# Taylor series coefficient

1. Apr 14, 2014

### cathy

1. The problem statement, all variables and given/known data

F(x)=7x
Determine the 13th taylor coefficient of the taylor series generated by f at x=3

2. Relevant equations

Well, it looks like I just had to take the derivative, but by the time it gets to the 13th derivative, wouldnt the answer just be zero?

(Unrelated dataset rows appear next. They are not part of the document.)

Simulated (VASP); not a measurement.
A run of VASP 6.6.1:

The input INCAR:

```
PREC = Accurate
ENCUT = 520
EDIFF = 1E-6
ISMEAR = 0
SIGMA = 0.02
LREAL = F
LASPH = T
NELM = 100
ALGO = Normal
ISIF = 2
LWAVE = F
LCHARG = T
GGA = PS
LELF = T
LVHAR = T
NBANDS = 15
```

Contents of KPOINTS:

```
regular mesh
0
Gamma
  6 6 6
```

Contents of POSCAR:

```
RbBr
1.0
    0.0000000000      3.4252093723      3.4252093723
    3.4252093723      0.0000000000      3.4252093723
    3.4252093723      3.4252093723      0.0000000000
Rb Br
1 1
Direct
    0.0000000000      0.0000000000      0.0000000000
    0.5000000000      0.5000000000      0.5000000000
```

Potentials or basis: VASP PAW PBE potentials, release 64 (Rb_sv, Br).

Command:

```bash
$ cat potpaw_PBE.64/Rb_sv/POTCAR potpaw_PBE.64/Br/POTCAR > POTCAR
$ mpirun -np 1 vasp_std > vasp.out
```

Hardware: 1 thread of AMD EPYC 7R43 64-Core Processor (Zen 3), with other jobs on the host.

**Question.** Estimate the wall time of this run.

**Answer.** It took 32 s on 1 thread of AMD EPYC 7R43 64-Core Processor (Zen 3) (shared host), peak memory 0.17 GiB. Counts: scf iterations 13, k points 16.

3. The attempt at a solution

I thought so, but zero isn't the answer. I thought it would be 0/13!, but that isnt correct :/
Can you tell me what I'm doing wrong?

2. Apr 14, 2014

### micromass

Staff Emeritus
Well, zero is the correct answer. Why do you think it is false?

3. Apr 14, 2014

### cathy

i'm entering it into my homework and it's marking it wrong.

4. Apr 14, 2014

### micromass

Staff Emeritus
Well, then the software is wrong.

5. Apr 14, 2014

### cathy

Maybe I'm going about the problem wrong? I seem to be getting a lot of them wrong. f(x)=3xe^x. Determine its 11^{th} Taylor coefficient of the Taylor Series generated by f at x = 7.
For this, I am getting 3*7^14/13! and that is wrong too

6. Apr 14, 2014

### micromass

Staff Emeritus
Yeah, that one is indeed wrong. You seem to be finding a Taylor series of the form

$$f(x) = f(0) + f^\prime(0)x + \frac{f^{\prime\prime}(0)}{2!}x^2 + .... + \frac{f^{(11)}(0)}{11!} x^{11} + ...$$

However, this is the Taylor expansion around $0$. You want the Taylor expansion around $7$ which should yield something of the form:

$$f(x) = f(7) + f^\prime(7)(x-7) + \frac{f^{\prime\prime}(7)}{2!}(x-7)^2 + .... + \frac{f^{(11)}(7)}{11!} (x-7)^{11} + ...$$

7. Apr 14, 2014

### cathy

So how do I find the coefficient? Do I have to take the 11th derivative of xe^x, plug 7 in, divide by 11! ?
But then what happens with the (x-7)^11?

8. Apr 14, 2014

### micromass

Staff Emeritus
That is one possibility, but I would not do that since it requires many computations.
What I would do is first find the general Taylor series of $e^x$ in $7$. This should be very easy. So you have
$$P(x) = a_0 + a_1 (x-7) + a_2 (x-7)^2 + ...$$
as Taylor series of $e^x$. Then to find the Taylor series of $3xe^x$, I would do:
$$f(x) = 3xe^x = 3(x-7)e^x + 3\cdot 7 e^x = 3(x-7)P(x) + 21P(x)$$
now you can substitute the series of $P(x)$ into the above and easily find the Taylor series you want without much computations.

What do you mean? Nothing happens to it. It's part of the Taylor series. Note also that you are asked to give the coefficients of the $11$th degree. So you should find the number that comes before $(x-7)^{11}$.

9. Apr 14, 2014

### cathy

I'm still a bit confused. What do you mean by substituing the series into the above?

10. Apr 14, 2014

### vela

Staff Emeritus
You might find it simpler to let u=x-7 and find the series about u=0. First, express f(x) in terms of u to get
$$f(x) = 3xe^x = 3(u+7)e^{u+7}.$$ Find the Taylor series for f in powers of u, and finally, use the substitution to get a series in terms of powers of (x-7).